There are at last some reliable signs that the internet is getting back some of the plot it has lost in the past two years when the "big brands" swept in and turned the whole thing into a virtual billboard system. The theory was that big brands on the high street would inevitably be the big brands on the Internet. Well, Amazon Books and various successful CD vendors on the net have tended to suggest that early net retailers with efficient systems are going to take some undoing, big brands or not.
The "restructuring" of the pioneering WebMedia firm that had become a very traditional ad agency appendage marked the end of the beginning for me, and a sign that more businesses were treating the internet as structural to their business strategies, and not the type of transient ephemera that the advertising and marketing business traditionally seems to bring its wakes.

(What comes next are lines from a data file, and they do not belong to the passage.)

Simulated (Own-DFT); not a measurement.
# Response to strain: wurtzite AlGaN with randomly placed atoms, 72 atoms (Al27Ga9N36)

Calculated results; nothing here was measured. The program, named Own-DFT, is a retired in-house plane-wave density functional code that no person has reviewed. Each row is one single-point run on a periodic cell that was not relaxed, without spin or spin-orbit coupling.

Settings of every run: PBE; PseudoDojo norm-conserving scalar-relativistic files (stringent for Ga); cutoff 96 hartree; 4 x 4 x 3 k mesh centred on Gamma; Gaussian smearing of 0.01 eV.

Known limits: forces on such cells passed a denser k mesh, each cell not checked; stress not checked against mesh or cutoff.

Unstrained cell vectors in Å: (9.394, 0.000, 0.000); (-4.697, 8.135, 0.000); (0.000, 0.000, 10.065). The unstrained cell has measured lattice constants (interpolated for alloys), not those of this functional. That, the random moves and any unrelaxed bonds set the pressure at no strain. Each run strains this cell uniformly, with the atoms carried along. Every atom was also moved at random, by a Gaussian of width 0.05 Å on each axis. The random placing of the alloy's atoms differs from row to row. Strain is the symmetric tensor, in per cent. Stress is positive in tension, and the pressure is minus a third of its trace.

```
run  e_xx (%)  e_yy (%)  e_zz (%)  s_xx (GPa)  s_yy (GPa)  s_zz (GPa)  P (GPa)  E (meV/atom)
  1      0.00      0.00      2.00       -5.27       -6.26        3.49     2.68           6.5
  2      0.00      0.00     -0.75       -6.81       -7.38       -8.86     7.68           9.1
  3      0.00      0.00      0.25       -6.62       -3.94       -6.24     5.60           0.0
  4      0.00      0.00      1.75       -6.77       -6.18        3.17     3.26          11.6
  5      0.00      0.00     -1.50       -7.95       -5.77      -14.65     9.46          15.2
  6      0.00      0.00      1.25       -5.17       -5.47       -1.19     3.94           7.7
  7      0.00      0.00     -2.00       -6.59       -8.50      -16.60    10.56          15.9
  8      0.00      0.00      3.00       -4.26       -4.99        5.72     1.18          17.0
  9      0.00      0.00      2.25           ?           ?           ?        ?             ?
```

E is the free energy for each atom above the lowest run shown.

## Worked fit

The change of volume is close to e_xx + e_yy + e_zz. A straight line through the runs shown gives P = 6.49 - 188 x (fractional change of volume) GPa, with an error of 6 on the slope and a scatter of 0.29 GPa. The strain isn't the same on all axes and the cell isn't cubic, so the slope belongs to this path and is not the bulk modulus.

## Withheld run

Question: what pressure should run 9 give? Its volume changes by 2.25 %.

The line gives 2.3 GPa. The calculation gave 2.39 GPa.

Talk of the Internet being "just another channel" was rife in the early days as business people with heavy investments in traditional trading schemes sought comfort in the possibility that the internet would slide neatly into their compartmentalised view of the world of marketing, and not unsurprisingly, they set about pursuing this particular interpretation.
You will probably recall some of the early visionary notions that the Internet was the ultimate business leveller - which is a view I have always subscribed to - and wondered just what happened. Well, it seems that the awakening of the Big Brands caused many of the early services operations - from bandwidth suppliers to specialist services providers - to go chasing after the Big Names in defiance of their own principles, and in pursuit of traditional business rationales. Now the world and his dog has a web site (or two), and many have discovered that it's simpler than they thought, the shine has gone right off the Internet business for many who believed that they could charge £25k for a billboard site with a few animated gifs.
One of the first things that has emerged in support of the return to a series of smaller and better distributed operations are the growing number of stories about large providers "breaking". Mail goes missing for days on end, connectivity remains broken for increasingly longer times as engineers struggle to handle the consequences of large schemes that have all manner of consequential failure problems.
Why does the internet require large providers..? This is crude extrapolation of life before the net when the desire for corporate consolidation drove every business into ever larger units where some perceived economy of scale could be applied. This notion was not much more advanced than some nineteenth century concept of mills and pits where the workers were packed into single locations because of the need for large steam engines to power the systems.
The best model I have seen for the internet is a network of smaller service providers - call then "boutique services" if you like, that are organised regionally, in units no larger than counties. The net itself simply adores this way of distributing resources and separating the critical failure points so as to minimise the effects of any outages.
Don't expect this move from the dinosaurs becoming increasingly stuck in their tar pits, towards a larger number of smaller and more nimble creatures, to happen just yet though. Dinosaurs ruled the earth for a good few million years and may well have been wiped out by the intervention of a meteor that raised a dust cloud that froze them ou, while the smaller and more nible creatures were able to adapt and survive.
Maybe the meteor that is coming this way is the fractional cash transaction scheme and the general ease with which people can do business over the net without needing to spend £50+k on even simple business IT systems.